Happiness, Miaou, Noon Records

This record is over three years old but I read a review of it a couple of weeks ago whilst in a travel agents in Shinjuku - does that make this a genuine case of serendipity? Going by the dictionary definition I'd say so: "the faculty of discovering pleasing or valuable things by chance". See, it's not just a crappy romantic comedy. Anyway, I digress. What makes this album such a serendipitous discovery is the way it distills elements of a whole lot of my favourite groups - Mogwai, Sonic Youth, Seafood, Tortoise, Explosions in the Sky - adds a twist of that magical, mystical Japanese-ness that stops bands like this from being mere copyists, and mixes it together to create a heady cocktail that intoxicates you from the first listen and only becomes more addictive.

muno, the first track starts off sedately but the gentle washes of guitar soon start to fold in on themselves, building up layers of sound that give the song the structure of an exquisitely made samurai sword. boom 0 continues in a similar vein, starting quietly but soon bulking up into a wall of sound that Phil Spector would've been proud of. The seamless segue from one track to the next shouldn't be interpreted as a sign that the songs all sound the same - they dovetail perfectly but each song has its own character. pao 2000 sounds like an updated outtake from the Bitches Brew sessions, and my only complaint about it would be that the band could easily have kept exploring the spaces this song takes them to for longer than the three minutes that it takes up on the album, without it becoming boring. An intro of seagulls or synths (I'm not sure which) signals a change of pace in the next track, the elegiac el nienyo, which eschews the quiet/loud dynamic of the first couple of tracks. It's a change of direction that works, allowing Mayumi Hasegawa's mellifluous bass to move to the forefront of the song.

KIRAMEKI takes us back into quiet/loud territory, with its gentle melody sounding like a calmer, less Glaswegian Mogwai. jet sound wave is where the album stops being merely good and starts to be truly great. It starts out with another nod to Miles Davis - a skittering trumpet line - before settling into a fug of hazy guitars and Tatsuki Hamasaki's gentle vocals. The haze soon gives way to wave after wave of F/X laden guitars (perhaps the 'jet sound wave' of the title) which ultimately consume the song, causing it to collapse in on itself. It's a song Yo La Tengo would be proud of. HALF seems to signal a recovery of sorts - the squalls of feedback that devoured jet sound wave are still there, but this time the band has wrestled them under control.

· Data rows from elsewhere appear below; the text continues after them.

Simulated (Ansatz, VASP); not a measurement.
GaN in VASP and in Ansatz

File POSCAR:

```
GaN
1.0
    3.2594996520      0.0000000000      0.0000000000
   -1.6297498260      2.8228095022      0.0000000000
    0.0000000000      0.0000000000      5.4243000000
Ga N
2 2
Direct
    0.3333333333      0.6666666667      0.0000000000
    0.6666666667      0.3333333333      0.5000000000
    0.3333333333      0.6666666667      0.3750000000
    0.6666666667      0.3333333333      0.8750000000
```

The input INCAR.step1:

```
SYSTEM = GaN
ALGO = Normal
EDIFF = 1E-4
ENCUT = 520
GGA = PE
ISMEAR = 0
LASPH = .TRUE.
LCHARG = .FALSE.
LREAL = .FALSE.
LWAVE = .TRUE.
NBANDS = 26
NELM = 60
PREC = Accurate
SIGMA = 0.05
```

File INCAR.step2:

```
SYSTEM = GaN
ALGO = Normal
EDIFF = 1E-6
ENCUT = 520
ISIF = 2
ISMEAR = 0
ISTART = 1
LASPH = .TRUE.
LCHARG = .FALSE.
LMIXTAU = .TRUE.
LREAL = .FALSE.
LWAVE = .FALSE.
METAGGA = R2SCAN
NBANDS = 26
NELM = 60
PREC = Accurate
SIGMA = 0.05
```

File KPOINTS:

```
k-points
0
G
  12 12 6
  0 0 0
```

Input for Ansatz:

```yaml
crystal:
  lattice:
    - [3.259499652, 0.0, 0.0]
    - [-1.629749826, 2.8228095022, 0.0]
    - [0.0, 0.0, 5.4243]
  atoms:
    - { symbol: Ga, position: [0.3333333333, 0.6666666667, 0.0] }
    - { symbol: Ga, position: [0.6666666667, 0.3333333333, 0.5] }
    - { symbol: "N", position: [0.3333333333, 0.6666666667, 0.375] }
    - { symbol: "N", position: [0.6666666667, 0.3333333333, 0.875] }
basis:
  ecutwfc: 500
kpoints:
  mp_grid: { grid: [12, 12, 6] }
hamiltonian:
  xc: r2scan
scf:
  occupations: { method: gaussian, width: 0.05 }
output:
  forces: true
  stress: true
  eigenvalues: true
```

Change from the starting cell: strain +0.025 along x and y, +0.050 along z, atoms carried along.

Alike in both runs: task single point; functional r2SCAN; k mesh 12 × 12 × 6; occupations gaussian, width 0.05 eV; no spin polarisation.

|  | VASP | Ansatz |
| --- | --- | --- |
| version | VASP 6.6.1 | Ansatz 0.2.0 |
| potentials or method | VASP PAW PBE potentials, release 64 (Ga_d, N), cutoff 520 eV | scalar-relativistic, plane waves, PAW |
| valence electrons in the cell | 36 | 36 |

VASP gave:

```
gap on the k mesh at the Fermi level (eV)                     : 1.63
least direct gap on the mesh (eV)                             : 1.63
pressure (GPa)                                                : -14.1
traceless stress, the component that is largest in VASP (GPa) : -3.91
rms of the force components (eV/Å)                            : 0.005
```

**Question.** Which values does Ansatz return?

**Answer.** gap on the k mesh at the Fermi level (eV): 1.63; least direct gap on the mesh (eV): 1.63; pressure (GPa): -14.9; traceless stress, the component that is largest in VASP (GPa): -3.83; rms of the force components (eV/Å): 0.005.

There's probably a rulebook somewhere that states all albums should end with their most epic track. It may be a cliche but it's true. There's no point putting it at the beginning because then the rest of the album has to live under its shadow. Sticking it in the middle of the album just doesn't make sense either. If you got the best view from the middle of the mountain, why would anyone bother climbing to the top? Miaou have clearly read this book too and they follow the rules to the letter. Closer water & me is the kind of song that would be out of place anywhere else other than the end of an album. It takes its time - lightly brushed drums, bursts of trumpet, dripping water, woozy synthesizers, acoustic guitars, all flitting in and out of the track, seemingly as they please. The effects pedals have been locked up and feedback banished, as the twin chimes of glockenspiel and guitar lead this song and album to a surprisingly quiet finale - it's almost as if the band felt they had proved their adeptness with noise and wanted to show they could do quiet just as well.